Friday, November 4, 2011

Touching Spiders

Today, I touched a spider. On purpose.

Specifically, I touched this spider:

Captain Daddy Long-Legs
He was a big Daddy, maybe 2-inches across with his impressive legs, lolling there on a sunny concrete ledge.

The reason I touched the spider is, in part, because of the ending of hysterical blog post over on Hyperbole and a Half.  Go ahead and read it right now.  I'll wait. 

[singing, humming, filing nails]

All done?  Great. 

So now you know that about the scariest thing she could think of to do was to touch a spider.

Solidarity, sister, I say.

Spiders have scared the snickers out of me since I was a little kid.  My mother spent a lot of time removing them from one corner of my room where they tended to lurk.  I took their presence personally, figuring that they knew they made me quiver, and so picked on me. Like dogs, they could sense my fear, and hunted me down. 

Bad Memory #1: After using a plastic bathroom cup to rinse my mouth out after brushing my teeth, I spit the foam out in the sink, and then saw a very large, hairy, wet, and downright angry looking spider trying to crawl back out of the sink. 

I still don't know if he got the dental swirl, but let's just say, I never used that cup again.  To this day, I cup my hands together to rinse my mouth when brushing my teeth.  There is no big cup in which big spiders may lounge about in in my bathroom.

Bad Memory #2: As a teenager, I remember waking up standing next to my light switch at the door to my room, the room ablaze, trying to piece together just how I got there.  Then it came to me, the image of spiders half a foot in diameter dangling down from the ceiling, webbing their way toward me. 

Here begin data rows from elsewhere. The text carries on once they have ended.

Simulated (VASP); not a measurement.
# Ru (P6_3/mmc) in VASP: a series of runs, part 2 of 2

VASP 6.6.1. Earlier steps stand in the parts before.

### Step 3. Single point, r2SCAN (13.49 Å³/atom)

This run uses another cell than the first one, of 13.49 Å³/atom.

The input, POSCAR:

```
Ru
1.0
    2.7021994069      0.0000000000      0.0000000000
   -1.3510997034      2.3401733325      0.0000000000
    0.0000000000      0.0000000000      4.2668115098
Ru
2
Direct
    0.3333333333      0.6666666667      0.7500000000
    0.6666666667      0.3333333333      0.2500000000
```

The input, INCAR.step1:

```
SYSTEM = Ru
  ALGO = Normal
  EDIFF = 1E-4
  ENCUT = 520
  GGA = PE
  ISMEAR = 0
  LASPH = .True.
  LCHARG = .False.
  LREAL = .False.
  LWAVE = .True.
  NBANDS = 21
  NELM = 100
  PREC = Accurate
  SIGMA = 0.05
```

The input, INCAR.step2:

The only way I could talk myself back into sleeping was by realizing that, without my contact lenses, I couldn't see a spider that size that far away. 

I didn't find that comforting, since that didn't mean that gigantic spiders weren't up there, just that I couldn't see them.  I slept stifling myself with a spider-guard sheet tucked around my head.

Spiders, no matter how good they may be for your garden and removing other pests, freaked me out.  As a grownup, they still send me galloping off and announcing their presence in a high pitched voice when I encounter one. Spider! Spider! Spider!  That's usually followed by swatting at them with a shoe. 

However today, having just read about spiders and fear and invincibility, when I saw that big spider that appeared to be dead and possibly permanently affixed to the cement, well, I had to stop to take a picture at least. 

The first step to dealing with fear is to examine it closely. 

On observation, I noted that the radioactive mutant spider had 7 legs.  That meant that bad boy had a run in with something and lost a leg. 

Another uncomfortable childhood memory involves 2nd grade boys pulling the legs off daddy long legs until they could only push themselves around with one leg.  Then they pulled that last leg off and left the legless immobile body shaking there.

That's about when I realized human cruelty is real and arbitrary and starts very young. 

And I don't even like spiders.  But I digress.

Back to Big Daddy and his photo opportunity.  I took his picture and then figured, oh, what the heck.  Touch the spider. He's not even alive, so he's not, for instance, going to skitter up my arm and spit venom in my eye.

I tapped one leg.

And Big Daddy scampered right off on his lucky seven legs, not at all dead.

I scampered way off in the other direction down the path, totally grossed out and quietly thrilled. 

I touched a spider today.  On purpose.